I rarely ever post on here, though I read what gets posted from time to time. I think that I can offer a different perspective since I am a student season ticket holder for UW and I also used to live in Calumet, just north of Houghton. There's many nice Badgers fans out there, but overall I believe that MTU fans are nicer towards opposing fans. I'm not sure what the root cause of that is; perhaps it's the lack of recent winning seasons, but visiting fans at the JMSIA can cheer for their team more assertively without getting hassled in comparison to visiting fans here. While doing my dissertation fieldwork up there, I attended most of the MTU home games during the '08-'09 season. I once saw a row of UMD fans in the Tech student section calling Tech fans 'Northern rejects' without a strong rebuke from the Tech students. You can't do that in Madison. At the same time, I've been mildly harassed wearing my Badgers jersey at the KBC and on Shelden Ave. in Houghton. But that's to be expected.

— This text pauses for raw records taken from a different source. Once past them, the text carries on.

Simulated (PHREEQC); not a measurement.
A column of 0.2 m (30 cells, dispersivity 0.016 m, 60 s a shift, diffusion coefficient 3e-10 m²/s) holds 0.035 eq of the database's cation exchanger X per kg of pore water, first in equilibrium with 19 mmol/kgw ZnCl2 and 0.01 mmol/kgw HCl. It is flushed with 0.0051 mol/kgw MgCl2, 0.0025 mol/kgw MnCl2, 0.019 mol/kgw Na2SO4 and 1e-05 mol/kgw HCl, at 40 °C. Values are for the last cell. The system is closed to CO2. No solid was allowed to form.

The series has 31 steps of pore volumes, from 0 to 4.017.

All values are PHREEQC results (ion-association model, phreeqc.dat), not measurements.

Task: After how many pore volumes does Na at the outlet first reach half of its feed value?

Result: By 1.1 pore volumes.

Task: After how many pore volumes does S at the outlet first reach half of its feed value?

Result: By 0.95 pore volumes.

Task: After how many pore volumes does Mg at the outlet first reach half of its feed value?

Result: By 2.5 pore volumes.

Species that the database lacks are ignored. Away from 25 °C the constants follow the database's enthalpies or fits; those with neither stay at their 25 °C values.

Michigan Tech is a great school for some subjects, but as a few pro-UW posters have indicated, I'm not sure about the whole "you'll all work for us someday" chant being applicable. They have some good engineering programs, and the (still-flawed) NRC ratings are a better indicator of productivity as research institutions than we can attempt to rigorously compare on this board.
And as a diehard Badgers fan, I do think the student section here could be more creative with chants. I was hoping a 'go home yoopers' chant would be started the same way the 'go home coasties' chant was started last Halloween vs. UNH. There's some great chants, but some sayings do get stale. And there's some incredibly hockey-savvy students in the first level, but the Kohl Center's second bowl often has later-arriving casual fans who want to see a spectacle more than they appreciate hockey strategy, traditions, and historical rivalries. But I also regularly saw MTU students away from the penalty box section sitting down and seeming unenthusiastic, so any fan base has those.
And I agree that the Kohl Center staff should have never allowed those students stereotyping Native people to get attention on-ice during intermission. The guy to my right (I was in the fourth row behind the goal judge) summed it up when he blurted out, 'I can't believe that they allow this in such an educated city.' Ignorance of the history of race relations and post-colonialism is why most universities find it wise to offer courses on such matters. Not that I'm trying to start a flame war on this board by posting my above thoughts. It's always easier for people, myself included, to make inflammatory statements when we're behind a screen instead of face-to-face.